Accessibility is crucial for equality
The inventor of the world wide web, Tim Berners-Lee, is credited for his vision of the internet as being the great equalizer of humanity. It brings people together from all over the world to share and connect. Imagine how many more diverse and interesting friends you could make if what you shared online was accessible to them. We’re fully capable of including every person in our online conversations but can mistakenly fall short. If we don’t intentionally make the effort to include, we will unintentionally exclude. Excluding people has a high cost online. It leaves people out, perpetuates inequality, and can even violate privacy when people must resort to asking for help with inaccessible digital services that should be private matters.

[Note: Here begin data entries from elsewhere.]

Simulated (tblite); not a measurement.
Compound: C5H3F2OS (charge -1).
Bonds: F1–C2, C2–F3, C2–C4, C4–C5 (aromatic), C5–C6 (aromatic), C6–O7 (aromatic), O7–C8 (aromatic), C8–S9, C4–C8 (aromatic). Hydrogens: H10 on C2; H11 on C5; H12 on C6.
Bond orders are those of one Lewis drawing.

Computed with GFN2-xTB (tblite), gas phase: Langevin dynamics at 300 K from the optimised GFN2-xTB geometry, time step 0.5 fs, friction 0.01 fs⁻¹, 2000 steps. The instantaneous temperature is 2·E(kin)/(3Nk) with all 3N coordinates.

Web designers, developers, and content creators are all responsible for ensuring a website’s accessibility. But we as average users of social platforms also have a role to play. Help us grow our accessible social platform by keeping these 4 tips in mind when sharing content online. Together we can ensure a wider audience can participate and keep all our friends and family in the loop.
1. Use headings
Imagine having to read through a wall of text with no breaks or big headings to scan to find the passage you were looking for, or to pick back up where you left off. This doesn’t make a fun experience for anyone. Remember to use the headings from the text editor so they are a bigger size visually, but also act as headings for people using screen readers. Don’t skip heading levels such as using a heading 2 then a heading 4 next. Drop down to the next heading level only when that content relates back up to the previous heading as a subheading. If the content is an entirely new section, use the same heading level without dropping down.
2. Use lists
As with headings, it’s important to use the list tool from the text editor when creating lists. Using your own bullet points such as – or * does not offer the same benefit to screening reader users as the real list. Lists have many benefits:
- Lists break up large blocks of content.
- Lists are easy to remember and digest.
- Lists can be scanned visually and navigated to quickly using a screen reader.
3. Make link text descriptive
When you link out to other sites, always link up meaningful text. Don’t use generic link text like “learn more” or “here“. It forces people to read the entire sentence the link is in to determine if this is a link they want to follow. This slows people down when visually scanning the page for links, and even more so screen reader users who often navigate by a list of links out of context with the rest of the page. Small link text such as “here” is also difficult for people with hand tremors or other motor impairments because it creates a smaller click/tap target than necessary.
Don’t use the full URL like https://en.wikipedia.org/wiki/Dog. It isn’t always clear from the URL what the purpose of the link is. Links can also be quite long and the extra http www and slashes make it more difficult to read.
Concise but descriptive link text is the most helpful for everyone. Check out this Wikipedia on dogs.
Contrary to the examples above, when linking out to the same page more than once, always use the same link text in each instance. When linking to different pages, make sure each page has different unique link text.
4. Share media in multiple ways
When you post content that requires one of your five senses to be able to perceive it, remember not everyone may be able to perceive in the same way.
If you share an audio clip, some people have various degrees of hearing loss. How would that person be able to enjoy the audio? Try including a transcript, the audio file in written, the text-only format will allow Deaf and hard of hearing people interact with the content as well. This can also help people who are not able to play audio on their device or in their current situational setting. Including transcripts will also make sure the content is searchable by search engines which is an added bonus.
Also think of photos, info-graphics, memes, charts, and graphs. If someone is not able to view this content, they also benefit from a text-only version that describes what is in the image. Try describing the graphic as if you were explaining it to someone over the phone, be detailed so they can understand the purpose of the image. This text-only description of the visuals in the image can be included alongside the image for everyone to read, or as the “alt text” for the screen reader only.